Well meaning friends told me just to pray and read the Bible and I would be fine. I tried this, but there were times when I was almost too anxious to even pray. I was so frustrated. Thankfully, a friend of mine suggested that I meet with a Christian counselor to talk through my anxiety. BOY, was this an eye-opening and amazing experience for me! As the counselor and I talked, I learned so much about myself and how I processed feelings. She equipped me with tools to be able to fight the anxious thoughts. I learned to asked myself “what is the truth” when I would become overwhelmed with fear in a situation. She re-trained me to adopt healthy thought patterns in my life. But perhaps the coolest tool that I gained was using Scripture cards. I took a stack of notecards and wrote down verses about fear and about trusting God. I carried these cards with me everywhere. Anytime that I would start to feel panic creep in, I would pull out my cards and read the verses aloud (depending on where I was) or silently to myself. Being flooded with God’s truth in my mind replaced the lies and the fear that had me in such bondage. Slowly the fear began to dissipate!
The two verses above were two of my notecards.
Psalm 28: 7: “The LORD is my strength and my shield; my heart trusts in Him, and I am helped. Therefore my heart rejoices.” I love that by proclaiming that God is my strength and shield, through trust in Him, I can be helped. And through that, my heart no longer has to fear. By releasing control, my heart can actually rejoice. That is such an amazing promise.
2 Timothy 1: 7: “For God has not given us a spirit of fearfulness, but one of power, love, and sound judgment.” Here, identifying the fact that fear is not of God, and acknowledging that God has actually given us a spirit of power, love, and sound judgment is huge.

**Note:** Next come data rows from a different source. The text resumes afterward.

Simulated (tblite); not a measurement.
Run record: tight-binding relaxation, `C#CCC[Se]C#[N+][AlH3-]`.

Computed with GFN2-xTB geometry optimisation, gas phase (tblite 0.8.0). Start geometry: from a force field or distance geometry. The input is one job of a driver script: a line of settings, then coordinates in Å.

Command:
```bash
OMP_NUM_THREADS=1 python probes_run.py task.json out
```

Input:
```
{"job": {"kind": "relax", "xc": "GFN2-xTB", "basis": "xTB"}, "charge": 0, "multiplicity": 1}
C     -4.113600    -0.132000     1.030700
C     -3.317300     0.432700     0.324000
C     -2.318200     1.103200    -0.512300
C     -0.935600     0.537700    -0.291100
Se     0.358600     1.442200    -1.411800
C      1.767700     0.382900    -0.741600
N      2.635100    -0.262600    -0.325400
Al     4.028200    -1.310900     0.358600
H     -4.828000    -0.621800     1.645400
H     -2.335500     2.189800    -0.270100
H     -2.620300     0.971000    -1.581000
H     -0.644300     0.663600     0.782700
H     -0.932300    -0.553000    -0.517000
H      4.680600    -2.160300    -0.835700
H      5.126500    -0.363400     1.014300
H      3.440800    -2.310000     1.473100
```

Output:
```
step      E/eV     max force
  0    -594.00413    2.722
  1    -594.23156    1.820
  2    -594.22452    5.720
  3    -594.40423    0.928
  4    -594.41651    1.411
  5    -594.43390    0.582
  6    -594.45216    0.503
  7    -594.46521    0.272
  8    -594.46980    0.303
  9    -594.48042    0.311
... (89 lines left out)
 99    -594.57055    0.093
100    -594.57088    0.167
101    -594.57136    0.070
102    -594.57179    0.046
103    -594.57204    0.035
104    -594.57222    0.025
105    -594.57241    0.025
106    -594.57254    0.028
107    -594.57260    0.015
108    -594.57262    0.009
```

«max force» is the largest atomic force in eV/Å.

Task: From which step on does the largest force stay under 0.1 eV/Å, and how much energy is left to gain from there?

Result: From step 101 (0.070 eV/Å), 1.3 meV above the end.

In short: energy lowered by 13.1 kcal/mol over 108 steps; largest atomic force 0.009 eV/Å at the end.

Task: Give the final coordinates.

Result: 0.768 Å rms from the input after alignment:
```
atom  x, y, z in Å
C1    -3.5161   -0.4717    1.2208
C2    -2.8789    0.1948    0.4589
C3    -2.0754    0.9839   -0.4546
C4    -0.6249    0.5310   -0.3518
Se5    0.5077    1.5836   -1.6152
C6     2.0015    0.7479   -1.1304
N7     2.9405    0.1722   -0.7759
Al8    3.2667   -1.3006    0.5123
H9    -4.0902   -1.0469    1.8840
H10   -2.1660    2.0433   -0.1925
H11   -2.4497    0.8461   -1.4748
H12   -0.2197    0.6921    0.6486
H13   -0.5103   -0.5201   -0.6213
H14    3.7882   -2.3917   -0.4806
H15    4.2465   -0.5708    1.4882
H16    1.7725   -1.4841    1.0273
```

God wants us to trust Him and believe that He is faithful to His word. Choosing this isn’t necessarily easy. In fact, sometimes it takes some work on our parts. There may be situations where we may need someone to come along side of us and help us to examine our thoughts. We needn’t feel ashamed or embarrassed if this happens. Life is hard, and it can be a lonely journey where we can feel defeated. My experience in counseling was life-changing. Now, as I am in the final stages of obtaining a Master’s Degree in Counseling myself, I hope to be able to use my own experiences to help others to begin to taste freedom from bondage. No more chains…. no more shackles…. just freedom. And freedom feels really great!
Thank You, Jesus, that You have overcome the world. In this world we WILL have trouble. But thankfully, we do not need to fear! Help me to rely on Your strength. Bind Satan so that he cannot tempt me with thoughts of fear. Rather, help me to take every thought captive and to be able to sort out the truth from the lies that I so quickly believe. I love You, Jesus!